Péguy: Hope and the Future

Charles Péguy was a French Catholic poet and essayist over the turn of the 20th century. Born in 1873, he died in battle in the first year of WWI. We’re looking today at his The Portal of the Mystery of Hope, which – is a bit of an odd duck. It’s a free verse poem, but it’s also a monologue as part of a wider trilogy of plays. The first play, The Mystery of the Charity of Joan of Arc, came out in 1910. The Portal was released as a poem in 1911, but it’s also sort of a monologue by one of the characters from Charity, and then the third work, The Mystery of the Holy Innocents, is technically a play – it continues with the same characters, and has some dialogue, but in practice is mostly just one of the characters doing a monologue again. I think poetry is in some ways probably more appropriate as a form, because Péguy is very insistent on a sort of direct, unvarnished repetition. It reads like a meditation:

“Because of she who assures, she who promises to the morning, the day
In its entirety,
To the spring, the year
In its entirety,
To childhood, life
In its entirety,
To time, eternity
In its entirety,
To creation, God himself
In his entirety.”

If you’re into it, you’ll love it, and if you’re not, you’ll think it’s annoying. That’s the creative background to this work, right, just for context. I haven’t read the other two texts, so I don’t know how much the plays really add to the whole thing, but for this work on its own, I’m not sure that wrapping adds much. For instance, there are a couple bits of French nationalist sentiment, tying in with the Joan of Arc thing:

“There must be something going on, says God, between our French and the little Hope.
They work so wonderfully together.”

You can sort of take it or leave it, really. Again, I’m mentioning it here to give a bit of an overview of what the text is about, but – yeah, I’m not sure I could say with any confidence that it’s crucial to the poem’s theological reflections.

The Portal of the Mystery of Hope is, as you might imagine, a reflection on the second virtue. It describes hope as the “most difficult” virtue, as “perhaps the only difficult one.” Both faith and charity, Péguy says, are “obvious”: “Faith is completely natural, easy-going, simple, easy-coming. Very easy-coming. Very easy-going. It’s a woman that everyone knows, a nice old lady, a nice old parishioner, a nice woman from the parish, an old grandmother.” Charity, similarly, is “completely natural, simple, overflowing, very easy-coming. It’s the first movement of the heart.” In order not to have charity, you really have to work at it:

“You would have to shut your eyes and plug your ears.
To so many cries of distress.”

Hope, however, he sees as less obvious:

“But hope, says God, that is something that surprises me.
Even me.
That is surprising.

That these poor children see how things are going and believe that tomorrow things will go better.
That they see how things are going today and believe that they will go better tomorrow morning.”

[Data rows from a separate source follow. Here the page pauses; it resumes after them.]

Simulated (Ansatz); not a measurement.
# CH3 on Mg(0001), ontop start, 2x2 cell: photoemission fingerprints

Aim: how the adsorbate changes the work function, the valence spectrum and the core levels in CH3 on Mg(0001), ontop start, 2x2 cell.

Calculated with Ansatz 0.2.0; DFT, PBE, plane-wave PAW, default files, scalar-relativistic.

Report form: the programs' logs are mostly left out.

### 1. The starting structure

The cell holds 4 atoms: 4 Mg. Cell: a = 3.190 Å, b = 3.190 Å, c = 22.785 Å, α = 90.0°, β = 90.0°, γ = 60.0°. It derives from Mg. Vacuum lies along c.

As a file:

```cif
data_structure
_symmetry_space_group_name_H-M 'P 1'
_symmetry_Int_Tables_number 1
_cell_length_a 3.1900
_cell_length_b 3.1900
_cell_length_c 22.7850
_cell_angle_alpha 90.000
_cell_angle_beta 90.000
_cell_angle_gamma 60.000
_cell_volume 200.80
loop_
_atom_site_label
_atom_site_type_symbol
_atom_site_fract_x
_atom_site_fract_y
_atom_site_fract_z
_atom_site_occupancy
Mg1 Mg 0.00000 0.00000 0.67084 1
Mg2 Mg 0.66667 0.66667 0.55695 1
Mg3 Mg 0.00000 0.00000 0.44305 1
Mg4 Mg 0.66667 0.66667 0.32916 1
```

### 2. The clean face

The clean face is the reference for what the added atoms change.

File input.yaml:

And – you know, I think it’s easy to poke holes with Péguy. Obviously faith doesn’t come naturally to many people. It’s not as apparent or self-evident as he seems to think it is – in fact, it’s hard not to suspect that such a claim is just religious self-aggrandizing. But I want to give Péguy a bit of rope here, trace out his thinking. It’s worth thinking about hope in an era of climate change, with potentially the quite legitimate end of the world storming down towards us. Without waiving any reservations, let’s see where this all leads.

Péguy says that part of the difficulty of hope is that it’s oriented towards the future. Faith “sees what is,” while hope “sees what will be.” Charity “loves what is,” while hope “loves what will be.” Péguy thus characterizes hope as a child, both to suggest its naivety, its innocence and purity, but also because children represent the future. “No one ever works except for children,” he says. There’s an extended piece in the first few pages about a man felling trees in the forest during winter, and how the thought of his kids sustains him:

“His three children who will succeed him and who will survive him.
On Earth.
Who will have his house and his land.
And if he doesn’t have a house and land, who will at least have his tools.”

The focus on inheriting tools speaks again to the future, and the future’s future – it’s about his kids becoming providers for a new generation. This man is out in the forest in the deep of winter cutting wood for the family, “with his billhook and with his saw and with his felling axe and with his hand axe,” and one day his children will inherit those tools, inherit the means to provide for their own kids in the same way. “He tenderly greets the new time when he will be no longer.”

That motif of hope as centered around children, around the future – again, there are some interesting resonances with living through climate crisis. I know a few people who have decided not to have kids, or who actually regret having kids, given the sort of world they’re likely to inherit. And – you know, it’s not that any period has been without troubles, but this is something different. It’s probably valid to look at the rising sea tides, the melting polar caps, and the increase in extreme weather events (like the floods we mentioned the other week), and decide that you don’t want to bring someone into the world, don’t want to subject them to that. Within the framework that Péguy offers, the refusal of children is a refusal of hope – but I don’t think that’s the mindset these people are in. It’s not despair, it’s – something else. We need a different frame of reference, an alternate model of hope, a new understanding of resilience, survival and suffering.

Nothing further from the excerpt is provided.